I'm learning the book "Go Programing Language", when it introduce string, it says Go use utf-8 encoding system, so it's easy to check whether a string is a prefix/suffix of another base string. Use the functions below:
func HasPrefix(s, prefix string) bool {
return len(s) >= len(prefix) && s[:len(prefix)] == prefix
}
func HasSuffix(s, suffix string) bool {
return len(s) >= len(suffix) && s[len(s)-len(suffix):] == suffix
}
I wonder if there's any encoding system that would fail when using above functions to check prefix/suffix?
One encoding that would break HasSuffix
is Big5: bytes between (hex) 40 and 7E (inclusive) can be either a complete character or the second byte of a two-byte character.
UTF-16 or UTF-32 with byte order marks would break HasSuffix
(because the BOM in suffix
would generally not correspond to anything at the right position in s
) even if both strings use the same byte order, and would break both HasPrefix
and HasSuffix
if they do not. (This is not an issue in practice, however, because byte order marks are only used for communication, never inside a language's representation for all strings.)

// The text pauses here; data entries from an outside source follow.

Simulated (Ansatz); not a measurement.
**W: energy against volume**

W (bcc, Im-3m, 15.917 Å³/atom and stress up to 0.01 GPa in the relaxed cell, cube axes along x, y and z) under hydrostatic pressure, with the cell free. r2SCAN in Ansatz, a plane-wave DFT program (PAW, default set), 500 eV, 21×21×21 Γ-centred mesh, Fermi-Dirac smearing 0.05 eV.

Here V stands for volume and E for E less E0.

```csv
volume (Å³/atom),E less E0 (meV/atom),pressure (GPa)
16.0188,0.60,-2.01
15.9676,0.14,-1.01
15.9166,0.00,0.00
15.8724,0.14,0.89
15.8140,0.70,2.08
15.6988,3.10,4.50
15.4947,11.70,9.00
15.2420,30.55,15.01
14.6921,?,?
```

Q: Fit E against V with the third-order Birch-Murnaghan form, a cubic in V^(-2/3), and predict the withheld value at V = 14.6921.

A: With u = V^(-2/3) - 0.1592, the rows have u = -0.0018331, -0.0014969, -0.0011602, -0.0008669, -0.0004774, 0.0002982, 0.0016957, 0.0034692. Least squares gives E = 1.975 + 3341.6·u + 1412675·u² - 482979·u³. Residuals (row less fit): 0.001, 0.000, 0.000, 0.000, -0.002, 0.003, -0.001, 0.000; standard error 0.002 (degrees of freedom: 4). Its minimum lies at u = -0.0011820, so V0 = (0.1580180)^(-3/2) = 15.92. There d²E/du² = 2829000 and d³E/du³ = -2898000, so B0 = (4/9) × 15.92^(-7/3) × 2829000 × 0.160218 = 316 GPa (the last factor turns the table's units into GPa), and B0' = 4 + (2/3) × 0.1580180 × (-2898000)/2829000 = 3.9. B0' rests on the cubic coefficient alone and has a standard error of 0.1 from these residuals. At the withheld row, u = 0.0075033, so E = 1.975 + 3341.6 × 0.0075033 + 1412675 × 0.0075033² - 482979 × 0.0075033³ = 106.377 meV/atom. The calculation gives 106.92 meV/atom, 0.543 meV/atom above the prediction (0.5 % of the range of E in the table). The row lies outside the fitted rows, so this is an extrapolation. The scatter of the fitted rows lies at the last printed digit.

I haven't read the book you mention, but it may be thinking of languages that don't require a specific encoding, such that these functions would need to know the encoding of each string and handle the case that they don't have the same encoding.
Arguably even UTF-8 doesn't have the stated property, in that these functions wouldn't recognize that "e with acute accent" (one Unicode character) is the same real-world character as "e, followed by a combining acute accent" (two Unicode characters). But that's obviously a much harder problem.